If we always merely survive life–are always just getting through– life would be a tragedy. Still, the reality is there are extremely stressful and deeply emotional times when all you can do is just do what you have to in order to get by. There’s a moment that exemplifies for me this kind of time when I have to focus on what’s in front of me. I was standing in my parents’ kitchen when, as was often the case during that season of my life, I could feel my own emotions and anxieties start to well up and threaten to overwhelm me. I was holding a potato peeler in my hand, looking at the potatoes sitting on the counter that my mom had asked me to get ready for dinner. I steeled myself and mentally said, “Just peel the potatoes.” Sometimes, all you can do is simply the next thing you need to do. In this post, I share a few reflections I have found helpful in “potato-peeling” times.
Some questions to ask yourself…
How do you recognize a time when you need to “just peel the potatoes?” This can be tricky. We’re born with a flair for the dramatic. There are times when we just need to get over ourselves and our imagined hardships… but equally real are the times when we need to give ourselves grace and be ok with mere survival. Some of these times are obvious, such as times of great loss (a death of someone close to you, ending a serious relationship, the crushing of a lifelong dream). Some situations may not be obvious to us or to anyone else. It’s helpful to have someone who know you really well to give you their perspective–someone you know you can be open with and will be honest with you. I’m really grateful to have my counselor for this, since he’s usually the one encouraging me to be proactive and to fully embrace life. When he tells me that I just need to get a through a time, I can believe him.
What are your potatoes? In other words, what tasks are immediate and necessary? What do you need to do in order to get through to the next day? Or just the next hour? If it’s not necessary, take it off your list.
Are people your potatoes? When we’re overwhelmed, it’s easy to focus on ourselves. But sometimes, what’s right in front of us are people… people that we may not get to spend much time with, or even if they’re around all the time, people with whom we will never get another chance to share that specific moment of their lives (and our lives).
(Ok, admit it, you thought of Mr. Potato Head when you read the previous question. And yes, I need to get off the potato theme… but I’m kind of having fun).

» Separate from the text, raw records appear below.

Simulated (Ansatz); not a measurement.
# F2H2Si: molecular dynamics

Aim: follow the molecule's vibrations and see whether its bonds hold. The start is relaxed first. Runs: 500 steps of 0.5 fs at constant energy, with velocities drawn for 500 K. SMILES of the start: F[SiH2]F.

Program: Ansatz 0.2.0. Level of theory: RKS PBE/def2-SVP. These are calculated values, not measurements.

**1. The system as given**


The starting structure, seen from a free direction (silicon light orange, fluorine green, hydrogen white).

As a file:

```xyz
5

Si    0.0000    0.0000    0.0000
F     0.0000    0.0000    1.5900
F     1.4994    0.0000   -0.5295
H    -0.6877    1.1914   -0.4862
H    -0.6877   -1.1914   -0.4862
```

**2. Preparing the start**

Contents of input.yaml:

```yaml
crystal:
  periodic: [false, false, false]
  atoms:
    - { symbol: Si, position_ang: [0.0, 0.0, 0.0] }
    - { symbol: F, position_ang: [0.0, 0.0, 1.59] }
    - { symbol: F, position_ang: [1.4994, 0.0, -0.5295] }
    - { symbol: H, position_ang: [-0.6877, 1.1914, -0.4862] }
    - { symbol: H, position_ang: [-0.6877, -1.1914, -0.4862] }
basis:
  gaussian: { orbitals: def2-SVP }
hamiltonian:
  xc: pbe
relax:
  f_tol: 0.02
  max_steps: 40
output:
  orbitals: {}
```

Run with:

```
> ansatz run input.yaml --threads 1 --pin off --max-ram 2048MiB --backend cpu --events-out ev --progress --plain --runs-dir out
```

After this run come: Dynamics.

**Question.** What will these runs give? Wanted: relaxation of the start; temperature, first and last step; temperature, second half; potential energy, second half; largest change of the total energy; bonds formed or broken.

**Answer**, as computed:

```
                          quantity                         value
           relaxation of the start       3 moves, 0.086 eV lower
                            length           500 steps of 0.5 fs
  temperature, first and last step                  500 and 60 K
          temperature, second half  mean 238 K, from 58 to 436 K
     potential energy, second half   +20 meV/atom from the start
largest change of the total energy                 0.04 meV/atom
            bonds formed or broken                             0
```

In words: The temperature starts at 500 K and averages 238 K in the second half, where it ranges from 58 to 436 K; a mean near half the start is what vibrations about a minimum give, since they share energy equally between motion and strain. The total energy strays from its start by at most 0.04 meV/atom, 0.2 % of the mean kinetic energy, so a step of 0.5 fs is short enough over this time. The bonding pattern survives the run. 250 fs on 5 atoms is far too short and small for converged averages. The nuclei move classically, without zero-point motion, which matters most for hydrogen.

Do you have too many potatoes to peel? Is there just more to your life right now that you can handle? Is there anything you can let go? It can be really hard to back out of something that you’ve agreed to do. For one, you might feel badly or guilty. Further, sometimes the person you’re letting down is understanding… and sometimes they’re not. Recently, I committed to something, but realized soon after I was already pushing my own limits time-wise and emotionally and I needed to cut that commitment out. I’m not always able to get myself to that point–to realize that I need to quit something and then actually do it–but I did it. Thankfully, the other person’s reaction was more than understanding.
Some truths to remember…
Time is continuous and time is fluid. My sister Julie said this to me once, and I’ve often repeated it to myself. Her point was that 1) life continues to move–i.e. you won’t always feel the way that you are feeling now–and 2) life changes–things change, factors come and go, and your situation won’t always be the same as it is right now.
God is gracious and powerful. What disturbs me the most about the times that I feel like I’m stumbling through life is that I feel as though I’m not doing life well–my job, my relationships, even just daily tasks. It never ceases to amaze me how God continues to work around and through me despite that (maybe I’m a more conducive vessel when I’m most conscious of how weak I truly am!)… and also how me slipping up doesn’t mean the world stops turning (imagine that).
This past year, I’ve been frustrated at just how many times I’ve needed to just get through. Although grieving the loss of a parent much too soon is one of the “obvious” qualifiers, I don’t like living life that way. But God works in every situation, and I suspect I’m going to come out much humbler and more grateful on the other side.